Warranty and guarantee in the EU

The legal warranty is mandatory and applies EU-wide. It lasts for two years starting from the date when consumers received their products. In case of used goods, the period can be shorter (1 year). Furthermore, a commercial guarantee is often agreed between the contracting parties. We explain the difference between legal warranties and commercial guarantees.

Legal warranty in Europe

Legal warranty rights are valid throughout the whole EU thanks to the Consumer Sales Directive. This Directive has been updated and extended and is applicable in its current form from 1st Januar 2022 on. In some points, the Directive only provides minimum standards. Therefore, the Member States can structure these points in different ways.

To understand the national differences is important when cross-border trade takes place, as, in general, sellers will tend to apply the legislation of their own country. Sometimes, it may also be an explicit choice of law or the law of the consumer’s homeland is applicable.

The main differences between the Member States (including Iceland and Norway) concern:

  • The duration of the legal warranty
    The Directive offers a legal warranty of 2 years, starting from the date when the product was delivered to the consumer. Most EU countries have legally implemented a 2-years warranty. Some of them even apply a longer duration or refer to the expected lifespan of the product. In several Member States, the time limit is reduced for second-hand products. But not shorter than 1 year.
  • The deadline for the consumer to inform the seller regarding a defect or non-conformity of the product
    The Directive permits Member States to impose a notification deadline. Not shorter than 2 months. Many countries decided not to adopt this time limit. But the consumer should act within a reasonable time informing the trader about the lack of conformity.
  • The duration of the legal warranty after repair or replacement
    Some of the countries decided that during repair or replacement, the 2-years-period is suspended and continues as soon as the consumer receives the repaired or replaced product. However, in many countries this rule does not apply.
  • The burden of proof concerning the existence of a defect
    In principle, in any legal dispute, the party who is filing a claim must provide evidence. Exceptionally, the burden of proof can be reversed. All EU Member States adopted the burden of proof reversal into their national laws. In favour of the consumers. For example: In Germany the burden of proof reversal lasts 12 months. During this period, one assumes that the defect was already present from the beginning, which makes it easier for the buyer to submit a complaint.
  • The possibility for the seller to claim compensation
    Quite often a defect does not occur right away but only after the consumer has used the item for some time. If the item is replaced, the consumer receives a new one. Even though the Directive provides for the remedy to be free of charge, the seller may consider that this entitles them to a compensation. This issue is not covered by the Directive and Member States are therefore free to impose national rules. In some countries, the seller is allowed to ask for compensation for the time the consumer had use of an item that later turned out to be defective. In Germany the seller is not allowed to ask for compensation.

Good to know

In many cases, the seller redirects the consumer to the producer for the application of the legal warranty. However, consumers should be aware of the fact that the seller is responsible for the application of the legal warranty.

Legal warranty in Germany

The legal warranty period for new goods in Germany is 2 years. For second-hand goods, it is 1 year if the buyer and seller expressly agree on this fact at the time of purchase.

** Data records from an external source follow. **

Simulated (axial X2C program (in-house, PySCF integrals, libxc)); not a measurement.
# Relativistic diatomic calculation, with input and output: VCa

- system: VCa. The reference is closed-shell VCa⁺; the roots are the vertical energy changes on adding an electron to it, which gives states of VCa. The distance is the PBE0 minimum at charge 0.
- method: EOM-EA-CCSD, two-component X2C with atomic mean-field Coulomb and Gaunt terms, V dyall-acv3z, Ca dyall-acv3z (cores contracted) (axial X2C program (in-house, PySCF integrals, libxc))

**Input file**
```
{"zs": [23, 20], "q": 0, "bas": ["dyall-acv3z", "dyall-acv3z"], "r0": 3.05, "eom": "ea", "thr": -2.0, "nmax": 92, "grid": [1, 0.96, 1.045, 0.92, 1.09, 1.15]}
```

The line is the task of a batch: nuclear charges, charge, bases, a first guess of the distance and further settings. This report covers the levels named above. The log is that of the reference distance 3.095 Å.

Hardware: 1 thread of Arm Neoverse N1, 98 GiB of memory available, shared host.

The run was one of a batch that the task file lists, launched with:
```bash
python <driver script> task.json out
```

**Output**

Warranty: New rules applicable for purchases done after 1st January 2022:

  • There are now special rules concerning the following products:
    - digital content (e. g. music files, photos, computer programs)
    - digital services (e. g. clouds, streaming services, web hosting)
    - goods with digital elements (e. g. smartwatches with an application on the mobile phone, smart TVs with certain video applications).
  • The reversal of the burden of proof was made more consumer-friendly in Germany. It has been extended from six to twelve months. However, this does not apply to purchases done prior to 1st January 2022. There, it is still 6 months.
  • In addition, it is now explicitly regulated which kind of information a commercial guarantee must contain.

Commercial guarantee in Europe

The legal warranty is not the same as the commercial guarantee, which causes confusion for many consumers. This is also the case as the terms “warranty” and “guarantee” are often used synonymously. Adding "legal" or "commercial" makes the difference much clearer.

The commercial guarantee is a voluntary service provided by the trader or the manufacturer. Traders and manufacturers can determine the duration and the terms and conditions of the commercial guarantee. Even if consumers have received an additional guarantee, their legal warranty rights remain. 

Guarantee declarations for contracts, concluded from 1st January 2022 on, must contain the following:

  • Reference to the fact that the legal guarantee remains in force, even if a commercial warranty declaration is issued.
  •  Address of the guarantor (manufacturer or trader)
  • Information what the consumer has to do in order to invoke the commercial warranty
  • Information about the goods for which the guarantee applies

If the guarantor does not comply with these legal requirements, he is still liable under the guarantee. The same applies to the consequences of missing certain mandatory information.

The duration of the commercial guarantee in EU Member States is usually between 1 and 5 years, and 2 years in most cases. Expensive products often show a longer commercial guarantee. Sometimes the guarantee only applies to specific parts of the product.

Commercial guarantees vary between countries. In some Member States, it is common to offer the commercial guarantees against payment. Whereas, in other countries, they have to be offered free of charge. For guarantees offered against payment, the costs vary considerably. Regarding the duration of the contract and the depreciation in value, the benefit of a commercial guarantee varies, too.

Advantages of commercial guarantees

The duration of the legal warranty is limited, and it is not always easy to prove the existence of a defect. Therefore,  commercial guarantees could have benefits for consumers.

A commercial guarantee can be beneficial if ...

  • its duration is longer than the legal warranty period
  • consumers do not have to prove the existence of a defect, particularly when the reversal of burden of proof has expired
  • consumers get a replacement product during repair
  • there are smooth internal complaint procedures
  • consumers do not need to organize the shipping of the defective products
  • it foresees a mechanism to ensure that a repairer comes to the consumer's home
  • all costs for analysing the product, repair or replacement are at the expense of the guarantor
  • there is immediate replacement offered without previous repair attempts
  • if all guarantee issues are covered regardless of the case
  • consumers can usually contact any representative of the producer or reseller (if it is a producer guarantee) for application of the warranty
  • it may offer a “cooling off” period. If the consumer is not satisfied with the product, bigger brands often offer a total refund or a voucher in the amount of the purchasing price

Commercial warranties might also overlap with other insurance policies that a consumer has taken out.